Common mistakes and edge cases in Topological Sort

Although topological sorting is conceptually straightforward, many incorrect implementations fail due to subtle edge cases and overlooked details. Being aware of these pitfalls can prevent avoidable mistakes in interviews.

1. Forgetting to handle disconnected components: A directed graph may consist of multiple independent components. If your algorithm only starts traversal from a single node, you may miss other parts of the graph. Always ensure that you process all vertices, even if they are not reachable from one starting point.
2. Not checking for cycles properly: In Kahn’s algorithm, many candidates forget to verify whether all nodes were processed. If the size of the resulting ordering is smaller than the total number of vertices, a cycle exists. Without this check, you may incorrectly return a partial ordering.
3. Duplicate edges inflating indegree counts: If the input contains duplicate edges and you do not account for them, the indegree values may be incremented multiple times. This can prevent certain nodes from ever reaching indegree zero, leading to incorrect cycle detection.
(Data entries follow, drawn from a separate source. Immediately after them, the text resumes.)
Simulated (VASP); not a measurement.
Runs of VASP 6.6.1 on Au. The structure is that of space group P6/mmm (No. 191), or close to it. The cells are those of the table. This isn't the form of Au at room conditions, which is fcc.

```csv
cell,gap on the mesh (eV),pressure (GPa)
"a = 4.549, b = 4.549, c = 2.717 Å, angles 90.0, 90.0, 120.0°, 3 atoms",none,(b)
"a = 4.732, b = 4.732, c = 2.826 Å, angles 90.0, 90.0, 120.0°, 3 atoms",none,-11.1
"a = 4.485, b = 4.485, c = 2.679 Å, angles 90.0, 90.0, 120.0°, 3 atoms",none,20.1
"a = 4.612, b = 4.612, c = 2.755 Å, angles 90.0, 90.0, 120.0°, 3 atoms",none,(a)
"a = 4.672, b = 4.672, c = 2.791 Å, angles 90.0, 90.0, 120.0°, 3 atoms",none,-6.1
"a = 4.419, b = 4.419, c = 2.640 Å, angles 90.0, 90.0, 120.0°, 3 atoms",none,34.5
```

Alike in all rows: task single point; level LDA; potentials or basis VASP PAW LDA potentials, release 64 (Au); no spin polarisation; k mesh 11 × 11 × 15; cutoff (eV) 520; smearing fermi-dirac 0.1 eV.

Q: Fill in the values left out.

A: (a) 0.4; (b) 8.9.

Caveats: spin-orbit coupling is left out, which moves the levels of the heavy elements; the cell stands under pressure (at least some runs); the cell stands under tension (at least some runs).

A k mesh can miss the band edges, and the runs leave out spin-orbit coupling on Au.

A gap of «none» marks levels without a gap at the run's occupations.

4. Confusion between 1-based and 0-based indexing: Many interview problems use 1-based node labels, while programming languages typically use 0-based indexing. Failing to convert correctly can lead to out-of-bounds errors or incorrect graph construction.
5. Graph with a single node: A graph containing only one vertex and no edges is a valid DAG. The topological ordering is simply that single node. This edge case should be handled naturally by your implementation.
6. Empty graph: If the number of vertices is zero, the correct result is an empty ordering. Your code should gracefully handle this scenario without errors.